An Early 19thC Plaster Portrait Bust of a Young Boy by William Spence (1793-1849)

Origin: British
Period: Regency/William IV
Provenance: Unknown
Date: c.1825-30
Height: 14.5”
Width: 8.5”
Depth: 6” or 3.5” at socle

The deftly executed plaster bust of a boy, signed to the reverse and mounted to a turned socle base, surviving from the early section of the nineteenth century by William Spence (1793-1849).

The bust has been restored and rebuilt at some stage. Therefore the signature and date and name of the sitter is difficult to make out as some parts of the plaster have had to be re-rendered which is fully reflected in its asking price. He stands true and is now in complete order.

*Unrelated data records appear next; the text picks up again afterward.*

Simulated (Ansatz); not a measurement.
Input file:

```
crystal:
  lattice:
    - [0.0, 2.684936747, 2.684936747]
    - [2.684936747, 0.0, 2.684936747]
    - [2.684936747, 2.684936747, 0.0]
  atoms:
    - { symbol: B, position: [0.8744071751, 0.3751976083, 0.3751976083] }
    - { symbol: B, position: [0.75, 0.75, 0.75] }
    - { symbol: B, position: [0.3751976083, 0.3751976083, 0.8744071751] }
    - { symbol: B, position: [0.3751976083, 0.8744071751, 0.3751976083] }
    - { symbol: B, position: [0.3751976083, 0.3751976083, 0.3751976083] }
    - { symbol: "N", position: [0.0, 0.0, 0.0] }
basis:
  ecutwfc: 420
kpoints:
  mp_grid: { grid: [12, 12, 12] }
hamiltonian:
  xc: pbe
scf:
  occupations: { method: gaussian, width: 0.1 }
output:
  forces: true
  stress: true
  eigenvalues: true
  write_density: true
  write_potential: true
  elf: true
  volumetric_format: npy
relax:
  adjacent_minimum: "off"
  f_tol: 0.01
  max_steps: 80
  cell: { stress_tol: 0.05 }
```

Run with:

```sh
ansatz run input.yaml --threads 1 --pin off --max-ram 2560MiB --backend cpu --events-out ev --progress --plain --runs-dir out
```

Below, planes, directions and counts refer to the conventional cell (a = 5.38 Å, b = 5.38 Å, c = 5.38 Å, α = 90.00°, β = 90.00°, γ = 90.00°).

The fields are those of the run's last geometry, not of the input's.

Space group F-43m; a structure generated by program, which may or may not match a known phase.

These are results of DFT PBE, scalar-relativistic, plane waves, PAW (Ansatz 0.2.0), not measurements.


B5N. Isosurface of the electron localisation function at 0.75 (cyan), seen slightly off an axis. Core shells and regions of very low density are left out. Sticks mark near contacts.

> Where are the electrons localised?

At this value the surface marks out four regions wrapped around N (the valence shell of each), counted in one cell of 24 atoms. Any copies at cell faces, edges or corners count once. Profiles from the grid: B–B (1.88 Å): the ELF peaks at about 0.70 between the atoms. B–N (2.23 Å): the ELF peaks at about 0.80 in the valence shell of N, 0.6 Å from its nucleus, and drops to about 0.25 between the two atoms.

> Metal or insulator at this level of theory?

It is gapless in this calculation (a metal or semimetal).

William Spence (1793-1849) was a near contemporary of John Gibson, with whom he worked at Messrs. Franceys. Spence went on to become a partner in the firm, and though he stayed in Liverpool he was able to send his son Benjamin (1822-66) to study and practise as a sculptor in Rome, following in Gibson's footsteps. There are busts by Spence of William Roscoe in the National Portrait Gallery and Manchester Art Gallery and of Reverend H.McNeile in the Walker Art Gallery.

This portrait bust may well be of his son Benjamin, which would date it at around 1828 when he would have been six years old.

A finely realised portrait by a well listed sculptor.